Home   »  TRADE TOPICS  »  Investment  »  The Glamis case

The Glamis case

The Glamis Gold v. United States case is a key example of NAFTA Chapter 11's threat to state legislative authority.  The involves the State of California.  If the tribunal currently hearing the Glamis case were to decide against the United States, this could cast a shadow over state and local governments' ability to adopt public health and environment standards.

In the early 1990s, Vancouver-based Glamis Gold Ltd. acquired dozens of mining claims in the Imperial Valley, a relatively pristine desert environment east of San Diego.  Glamis proposed constructing a large, open pit mine that would use the “cyanide heap-leach” process to extract gold from low grade ore.  Approximately 422 tons of ore would be required to produce an ounce of gold. 

Glamis proposed to build the mine next to a protected wilderness area that provides a habitat for desert wildlife.  The proposed Glamis project would have tapped 389 million gallons of water every year from the aquifer lying under the Imperial Valley desert.

Finally, the area where Glamis proposed digging its gold mine is sacred to the Quechen Indian Nation,and they use it to practice of their religion and venerate their ancestors.  Ancient trails of sacred significance to the Quechen people stretch across the area, which abounds in archeological sites.

In early 2003, the California State Mining and Geology Board acted in 2003 to require that the holes dug by open pit mines be backfilled and re-contoured after mining operations are completed.  California passed these regulations in order to protect Native American sacred sites and other sites of particular environmental or cultural value.  

In July 2003, Glamis filed a NAFTA claim seeking $50 million from the United States government.  Glamis filed the case challenging a California state law. However, because the federal government and not the State of California is the signatory party under NAFTA, the 'defendant' in the case is the United States.  Thus Glamis Gold Ltd. v. United States.
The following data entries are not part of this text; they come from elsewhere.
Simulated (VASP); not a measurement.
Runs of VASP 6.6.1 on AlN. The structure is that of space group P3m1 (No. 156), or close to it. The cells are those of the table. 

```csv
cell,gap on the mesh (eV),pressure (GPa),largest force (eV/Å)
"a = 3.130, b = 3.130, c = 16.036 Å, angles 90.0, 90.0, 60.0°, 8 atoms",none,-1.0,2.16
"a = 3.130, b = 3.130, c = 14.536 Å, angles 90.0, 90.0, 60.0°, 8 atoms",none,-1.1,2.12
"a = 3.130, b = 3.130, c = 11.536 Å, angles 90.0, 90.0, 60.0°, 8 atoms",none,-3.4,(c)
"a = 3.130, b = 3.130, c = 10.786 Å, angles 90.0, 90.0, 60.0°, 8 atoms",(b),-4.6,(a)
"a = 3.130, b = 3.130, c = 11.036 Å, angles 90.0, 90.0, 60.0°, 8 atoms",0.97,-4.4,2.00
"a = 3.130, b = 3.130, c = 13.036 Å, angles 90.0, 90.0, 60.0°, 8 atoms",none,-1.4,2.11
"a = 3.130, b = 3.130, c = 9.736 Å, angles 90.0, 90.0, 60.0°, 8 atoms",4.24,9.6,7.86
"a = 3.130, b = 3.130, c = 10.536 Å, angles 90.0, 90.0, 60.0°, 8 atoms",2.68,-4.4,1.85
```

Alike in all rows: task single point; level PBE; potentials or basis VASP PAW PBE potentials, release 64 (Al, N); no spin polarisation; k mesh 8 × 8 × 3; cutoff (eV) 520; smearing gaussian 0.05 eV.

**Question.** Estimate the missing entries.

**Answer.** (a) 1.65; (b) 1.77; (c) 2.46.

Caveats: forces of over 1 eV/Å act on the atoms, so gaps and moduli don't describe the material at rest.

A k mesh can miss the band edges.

Glamis wants compensation from the United States for alleged financial losses resulting from California's land use regulations that require extensive reclamation of open pit gold mining sites. 

NAFTA’s investment chapter is unique among multilateral trade and investment agreements.  It  allows a transnational corporation like Glamis to act on its own initiative to bring the United States before an international tribunal.  And it allows transnational investors to seek hundreds of millions of dollars in damages for the acts of state and local governments.  This claim for compensation would never be accepted by domestic courts applying U.S. constitutional standards.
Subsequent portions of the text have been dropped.